CG: I’ve stayed friends with almost all of the writers on the “Smother’s Brothers” show. The Class of ‘68/’69. It was me and Steve Martin and Rob Reiner and Bob Einstein and Lorenzo Music and Mason Williams. We were all roughly the same age…had the same interests in girls and pop music. We all stayed friends. I was working on a script and I house sat Steve’s house in Aspen. I watched his house and fed his cat while he was on the road. We all just stayed friends since the summer of ‘68. We all met on “The Summer Brothers Smother Show“, which was the Glen Campbell replacement summer show. That’s where we met and we just stayed professional and social friends. And since I was already going to be writing “The Jerk” with Steve the short made sense for me to direct since I might direct the movie.

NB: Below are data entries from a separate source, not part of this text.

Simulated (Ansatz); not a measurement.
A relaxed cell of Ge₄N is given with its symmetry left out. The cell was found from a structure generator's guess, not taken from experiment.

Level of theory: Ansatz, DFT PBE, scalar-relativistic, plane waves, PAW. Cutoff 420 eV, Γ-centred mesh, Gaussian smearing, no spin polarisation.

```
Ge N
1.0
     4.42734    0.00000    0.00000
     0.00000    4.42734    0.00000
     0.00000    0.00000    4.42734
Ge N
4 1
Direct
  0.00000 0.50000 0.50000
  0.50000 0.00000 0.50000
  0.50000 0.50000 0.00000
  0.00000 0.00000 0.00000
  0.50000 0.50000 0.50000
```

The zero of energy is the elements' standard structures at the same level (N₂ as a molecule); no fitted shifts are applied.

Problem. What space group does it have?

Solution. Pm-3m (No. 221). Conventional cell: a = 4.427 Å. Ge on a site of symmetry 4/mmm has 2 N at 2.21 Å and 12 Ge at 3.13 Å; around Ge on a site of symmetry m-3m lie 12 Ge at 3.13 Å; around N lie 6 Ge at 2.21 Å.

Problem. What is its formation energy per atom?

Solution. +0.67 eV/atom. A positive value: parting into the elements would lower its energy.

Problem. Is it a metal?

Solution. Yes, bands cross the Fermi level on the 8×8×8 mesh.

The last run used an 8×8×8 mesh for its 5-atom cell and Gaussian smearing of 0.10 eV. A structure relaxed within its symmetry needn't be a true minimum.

MS: There is a Kansas City based web site called which does a great job honoring the various genre’s in African American cinema. Recently “Which Way is Up?” was chosen as the funniest Black comedy of all time. Was it hard, for want of a better word, to write for what I’m sure was perceived as a predominantly black audience?
CG: Richard Pryor was just breaking out at that moment. He had done a film called “Greased Lightning” about the first black NASCAR driver, directed by Michael Schultz. And that pairing of Michael and Richard seemed potent as “Greased Lightning” turned out well in the studios’ eyes. So a producer who had bought the rights to Lina Wurtmuller’s film “The Seduction of Mimi” hired a black novelist named Cecil Brown to write the first draft. I had known Richard from the world of comedy, from his stand up. And I had worked on the Flip Wilson television specials that Richard had appeared on as a guest. Between the time “Jaws” was written and “Jaws” was released I did four Flip Wilson specials, two which featured Richard as a guest. I knew him and I was comfortable working with him. I wrote some comedy for him that played very, very well. I had an ear for the vernacular. The producer suggested we work together and I listened to what Richard wanted to do. He and I went to Barbados. I went with my wife and Richard went with Pam Grier, who he was dating at the time. He rented a villa for two weeks and we spent the time there writing…talking about the characters. He thought he could have fun playing several different characters instead of just the lead role. So when we came back and the film went into pre-production Richard said, “I can do Mudbone…I can do the preacher” and Michael Schultz thought that was a great idea. So I re-wrote the script to accommodate those characters. And ultimately, at the first table read, I was introduced as the writer and people kept looking past me for the African-American and I kept saying, “no no, it’s me.” Everybody was kind of taken aback because the cast and crew were predominantly black and Hispanic. I got a lot of street cred for being able to – quote – “write black.” Though it’s not really “writing black.” It’s more to having an ear for dialogue and sympathy for the characters. The color of the writer is almost immaterial.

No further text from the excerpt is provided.